What kind of talent and training does real estate’s workforce need as the ESG agenda evolves – and where are the biggest gaps? Guests at EG’s ESG Breakfast Briefing were clear: the skillset necessary to help the built environment tackle the toughest challenges in the ESG agenda can no longer be the remit of just one individual or even a team. Instead, the tools and talent must become a part of every area of business.

“Historically, the traditional ESG group would be those that are advocating and championing doing things differently,” said Andy Mercer, head of ESG at Colliers. “The interesting thing now is that because clients are increasingly interested in this – and clients that are typically investors – that is changing the dynamic slightly. What was traditionally a push of information is now being pulled. There is more interest in learning about ESG because clients are asking for it. That change in dynamic has changed the way we operate and opened the doors for our colleagues to be able to have an interest in these areas.”

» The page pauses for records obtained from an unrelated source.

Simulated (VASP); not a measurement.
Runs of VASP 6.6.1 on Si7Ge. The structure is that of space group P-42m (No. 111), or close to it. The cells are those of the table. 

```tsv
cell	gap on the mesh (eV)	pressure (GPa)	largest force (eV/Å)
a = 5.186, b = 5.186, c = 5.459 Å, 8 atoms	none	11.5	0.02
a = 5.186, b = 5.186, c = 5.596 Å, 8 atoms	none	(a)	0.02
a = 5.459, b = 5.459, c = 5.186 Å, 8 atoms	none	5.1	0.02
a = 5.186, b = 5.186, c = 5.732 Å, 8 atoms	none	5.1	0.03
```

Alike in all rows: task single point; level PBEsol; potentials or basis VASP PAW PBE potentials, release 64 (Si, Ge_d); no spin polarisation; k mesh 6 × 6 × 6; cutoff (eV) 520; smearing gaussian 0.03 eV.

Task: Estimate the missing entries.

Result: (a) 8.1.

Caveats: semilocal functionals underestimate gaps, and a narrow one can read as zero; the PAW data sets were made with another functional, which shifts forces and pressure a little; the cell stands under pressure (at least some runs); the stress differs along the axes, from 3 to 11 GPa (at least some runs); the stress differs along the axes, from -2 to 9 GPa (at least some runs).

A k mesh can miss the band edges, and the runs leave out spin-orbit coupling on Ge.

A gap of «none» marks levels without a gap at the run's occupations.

The shift goes for operational real estate companies as well as investors and their advisers. At Uncommon, a provider of flexible office space, chief executive Chris Davies said: “We have had to get everyone in the company on the journey. At last count, about 80% of team members had some sort of role within our ESG strategy. That is the way you really do permeate it all the way through the business. Our members are saying, ‘Can you please provide me with X, Y and Z information’. They are all going down different routes and we are having to, as the operator of the space, make sure we have got all of the information to provide to them.”

Adam Smith, climate change programme lead at the Better Buildings Partnership, pointed to a “major ESG skills gap” in the industry. “The investment, the technology, the processes that we need to deliver a net zero transition, all need people to deliver them,” he said. “And we are hearing anecdotally from our members about the difficulties they are having in recruiting, in implementing training programs across their businesses.” 

He continued: “We see the gap manifesting in the technical community and the fact that there’s an undersupply of heat pump installers and solar panel installers. In looking at our membership specifically, it is driven by the fact that regulation seems to move much more quickly than recruitment or reskilling can. So there is an issue with trying to keep up with a fast-moving ESG agenda.” 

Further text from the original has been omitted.